New York

Don Gummer

Sperone Westwater Gallery

Like many of the young sculptors who emerged in the late ’70s, Don Gummer mines the possibilities of architecture. Unlike his peers, however, he doesn’t combine architectural forms with narrative or fantasy. What Gummer absorbs from the vocabulary of architecture is its skeletal underpinning; in place of storytelling, he arranges his materials to form what he calls “mental labyrinths.”

Each of the four wall reliefs that were in the gallery’s front room is comprised of three projecting layers of wood slats. Each tier is painted a different color, but is related to the others in matters of proportion, rhythm, and ratio. In Summer Sanctuary, 1983, for example, the tier closest to the wall is a trapezoidal frame with two crossbars; the second or middle tier has four crossbars, while the outermost has six. Once one discovers these rectilinear intervals, one becomes engaged in finding the piece’s other compositional ratios, yet Gummer does not let these ratios dominate our experience. A graceful balance is always maintained between the part-to-part relationship and the overall configuration. The various relationships between the tiers are there as hooks to get us to examine the piece, move around it, view it from the side as well as the front.

In My Palace, 1983, the layering resembles archaeological finds of houses built on the foundations of earlier buildings, often echoing their floor plans but not their placement of windows and doorways. Rather than connecting the tiers through mathematical relationships, Gummer proceeds by intuition, maintaining an innate sense of balance and rhythm. A recurrent motif in Gummer’s wall reliefs is a central enclosure—in Summer Sanctuary an airy cage, in Grand Broadway Villa, 1983, an oval; these enclosures center our experience, offering both starting points and destinations.

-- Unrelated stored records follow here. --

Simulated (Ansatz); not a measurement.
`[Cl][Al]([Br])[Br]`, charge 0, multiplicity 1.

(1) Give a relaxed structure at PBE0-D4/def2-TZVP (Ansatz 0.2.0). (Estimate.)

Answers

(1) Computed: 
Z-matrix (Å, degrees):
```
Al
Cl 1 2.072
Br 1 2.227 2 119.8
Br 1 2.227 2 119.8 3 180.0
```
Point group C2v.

Gummer has not only put an extensive knowledge of architecture, archaeology, and recent art at his disposal, but has also thoroughly absorbed Cubism’s structuring of space and Constructivism’s layering. (This awareness of painting should not surprise us, as Gummer, like David Smith, started out as a painter.) Yet none of this knowledge intrudes upon our overall experience. Everything is subsumed into the larger enterprise. Features of these “mental labyrinths” refer to various historical approaches to experiencing sculpture: the illusionism of the shadows cast by the slats, the spatial layering, ratios between part and whole, color and material, and the final configuration. Gummer’s work goes beyond story-telling. He explores the syntactical relationships upon which all narratives are built.